This is the film that introduced me to this director. K Vishwanath’s breakout film focused on widening influence of western music in India and the subsequent neglect of Indian classical music. The film, starring not-very-well-known actors Somayajulu and Manju Bhargavi, opened to empty theatres. A week later, the story of the art and the artist, bolstered by soul-stirring music, was running to packed houses. The soundtrack (composed by K Mahadevan) was a chartbuster, with SP Balasubramaniam’s ‘Sankara becoming the clarion call that brought people in droves to watch a simply told poignant story of a classical music artiste who remains true to his art. Incidentally, the short-tempered maestro is compassion incarnate when the daughter of a devadasi wants to learn music. There is no place for ostracism in learning is a lesson that is gently but firmly stated. 

 Watch Manju Bhargavi dance to Raagam taanam pallavi.

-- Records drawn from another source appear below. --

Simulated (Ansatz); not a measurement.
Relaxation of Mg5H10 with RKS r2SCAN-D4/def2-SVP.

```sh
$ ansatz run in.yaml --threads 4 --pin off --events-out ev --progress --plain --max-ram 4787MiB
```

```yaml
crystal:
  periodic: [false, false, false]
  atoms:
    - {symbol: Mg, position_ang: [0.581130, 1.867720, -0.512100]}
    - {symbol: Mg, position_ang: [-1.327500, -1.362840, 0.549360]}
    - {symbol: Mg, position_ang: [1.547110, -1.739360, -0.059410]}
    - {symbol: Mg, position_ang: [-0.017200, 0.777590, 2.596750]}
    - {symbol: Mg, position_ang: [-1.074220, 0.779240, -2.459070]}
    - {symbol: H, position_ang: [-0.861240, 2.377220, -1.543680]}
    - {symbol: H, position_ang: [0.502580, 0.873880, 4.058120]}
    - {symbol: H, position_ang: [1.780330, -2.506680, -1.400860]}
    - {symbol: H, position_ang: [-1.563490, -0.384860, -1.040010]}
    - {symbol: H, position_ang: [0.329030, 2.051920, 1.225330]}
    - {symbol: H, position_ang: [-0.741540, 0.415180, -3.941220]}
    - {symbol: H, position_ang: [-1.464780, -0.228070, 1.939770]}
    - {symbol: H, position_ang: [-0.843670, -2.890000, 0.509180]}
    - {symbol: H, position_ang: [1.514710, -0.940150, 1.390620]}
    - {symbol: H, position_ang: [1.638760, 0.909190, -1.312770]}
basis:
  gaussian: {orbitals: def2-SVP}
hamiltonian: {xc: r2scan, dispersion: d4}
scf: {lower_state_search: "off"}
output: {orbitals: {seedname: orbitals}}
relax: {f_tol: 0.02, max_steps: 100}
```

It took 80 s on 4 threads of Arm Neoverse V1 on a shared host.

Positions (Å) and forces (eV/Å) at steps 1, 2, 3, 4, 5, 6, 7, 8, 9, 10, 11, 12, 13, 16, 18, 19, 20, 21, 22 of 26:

The film won four National awards, seven Nandi awards (Andhra Pradesh’s State Awards), the public choice award at France’s Besançon Film Festival. Sagarasangamam was remade as Sur Sangam in Hindi with Girish Karnad and Jaya Prada stepping into Somayajulu's and Manju Bhargavi’s roles.

Sagara Sangamam (1983)

The story of a talented classically-trained dancer who’s fated never to perform on a legitimate stage and his downward spiral into alcoholism remains one of the finest Telugu films I have ever watched. Story, script, music, acting, direction – every aspect of the film came together to create a near classic. A relationship drama, just as much as it was a dance-and-music drama, Vishwanath deftly, and with great restraint, handles emotions so that what you finally watch is a poignant tale of unconditional friendship and love. Like Sankarabharanam, this film too depended on the dance skills of its two leads. Sagara Sangamam’s Tamil dubbed version was released as Salangai Oli the same day. 

Watch two talented trained dancers in Naadha vinodham. Or watch this clip, where Kamal ends an argument by providing a master class in dance.

Saptapadi (1981)

Vishwanath takes on disparate issues such as the institution of marriage and caste discrimination in this powerful film. Somayajulu reunites with the director to essay the role of a head priest of the local temple, a man so devoted to the rituals that describe his religion and so rigid in his view that tradition and culture are immutable that he risks losing the very people he loves. When something happens to make him question the validity of his views on caste, creed and religion, he is forced to revise his earlier stance and make amends. The dialogue at the climax between him and Raju (Allu Ramalingayya) is a masterclass in understanding and going beyond caste discrimination. 

Saptapadi was remade as Jaag Utha Insaan starring Sridevi, Mithun Chakraborty and Rakesh Roshan, three years later. 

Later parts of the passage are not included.